Thursday, June 25, 2020

'The Two Sides Occasionally Conversed Pleasantly'

Among the mounting number of statuary casualties in the ongoing tantrum is Ulysses S. Grant, victorious general, fellow Ohioan, eighteenth president of the United States and one of our best writers. Only Lincoln among the presidents exceeded him in sheer writing ability. His Personal Memoirs is on the short list of essential American nonfiction, up there with Principles of Psychology and Witness. Few have written so meticulously about war. We can all learn from the clarity of his prose. Here’s a  sample from Chap. XXXVIII of his Memoirs (1885), describing an engagement in the Vicksburg Campaign of 1862-63:

“At three points on the Jackson road, in front of Ransom's brigade, a sap was run up to the enemy's parapet, and by the 25th of June we had it undermined and the mine charged. The enemy had countermined, but did not succeed in reaching our mine. At this particular point the hill, on which the rebel work stands rises abruptly. Our sap ran close up to the outside of the enemy's parapet. In fact this parapet was also our protection. The soldiers of the two sides occasionally conversed pleasantly across this barrier; sometimes they exchanged the hard bread of the Union soldiers for the tobacco of the Confederates; at other times the enemy threw over hand-grenades, and often our men, catching them in their hands, returned them.”

A “sap” is a covered trench permitting attackers to approach a besieged position while under fire. Union troops packed the mine with 2,200 pounds of gunpowder. On July 25, the explosion blew apart the Confederate lines and was followed by a Union infantry assault. The 45th Illinois Regiment charged into the 40-by-12-foot crater but were stopped by Confederate infantry. The Union soldiers were pinned down while the Confederate forces rolled artillery shells with short fuses into the pit. Union engineers built a casement, permitting the troops to escape. Union miners dug a second mine from the crater and packed it with powder. On July 1, it too was detonated. Vicksburg surrendered on July 4.

The passage quoted above is notable for Grant’s “human touch” in the final sentence. He reminds us that the American Civil War was personal and often intimate. There’s also a touch of grim humor in the grenade anecdote. In Chap. XXX, describing the start of the Vicksburg Campaign, Grant describes an event with renewed pertinence:

“It was at this point, probably, where the first idea of a ‘Freedman’s Bureau’ took its origin. Orders of the government prohibited the expulsion of the negroes from the protection of the army, when they came in voluntarily. Humanity forbade allowing them to starve. With such an army of them, of all ages and both sexes, as had congregated about Grand Junction, amounting to many thousands, it was impossible to advance. There was no special authority for feeding them unless they were employed as teamsters, cooks and pioneers with the army; but only able-bodied young men were suitable for such work. This labor would support but a very limited percentage of them.”

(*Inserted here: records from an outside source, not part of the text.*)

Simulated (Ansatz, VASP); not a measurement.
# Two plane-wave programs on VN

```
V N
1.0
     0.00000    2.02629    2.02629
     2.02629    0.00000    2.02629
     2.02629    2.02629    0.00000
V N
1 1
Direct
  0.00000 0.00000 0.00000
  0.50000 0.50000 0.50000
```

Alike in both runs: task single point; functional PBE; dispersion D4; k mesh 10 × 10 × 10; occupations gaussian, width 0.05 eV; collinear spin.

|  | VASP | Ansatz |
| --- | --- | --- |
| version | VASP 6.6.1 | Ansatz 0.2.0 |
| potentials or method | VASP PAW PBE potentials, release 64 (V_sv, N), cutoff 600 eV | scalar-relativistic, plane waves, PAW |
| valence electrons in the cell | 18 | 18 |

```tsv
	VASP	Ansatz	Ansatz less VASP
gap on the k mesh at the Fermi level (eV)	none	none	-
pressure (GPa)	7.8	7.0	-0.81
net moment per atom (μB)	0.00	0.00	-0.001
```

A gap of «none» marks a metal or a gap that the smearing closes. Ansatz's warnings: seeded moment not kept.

Grant describes how a solution was reached:

“The plantations were all deserted; the cotton and corn were ripe: men, women and children above ten years of age could be employed in saving these crops. To do this work with contrabands, or to have it done, organization under a competent chief was necessary. On inquiring for such a man Chaplain Eaton, now and for many years the very able United States Commissioner of Education, was suggested. He proved as efficient in that field as he has since done in his present one. I gave him all the assistants and guards he called for. We together fixed the prices to be paid for the negro labor, whether rendered to the government or to individuals. The cotton was to be picked from abandoned plantations, the laborers to receive the stipulated price (my recollection is twelve and a half cents per pound for picking and ginning) from the quartermaster, he shipping the cotton north to be sold for the benefit of the government. Citizens remaining on their plantations were allowed the privilege of having their crops saved by freedmen on the same terms.

“At once the freedmen became self-sustaining.”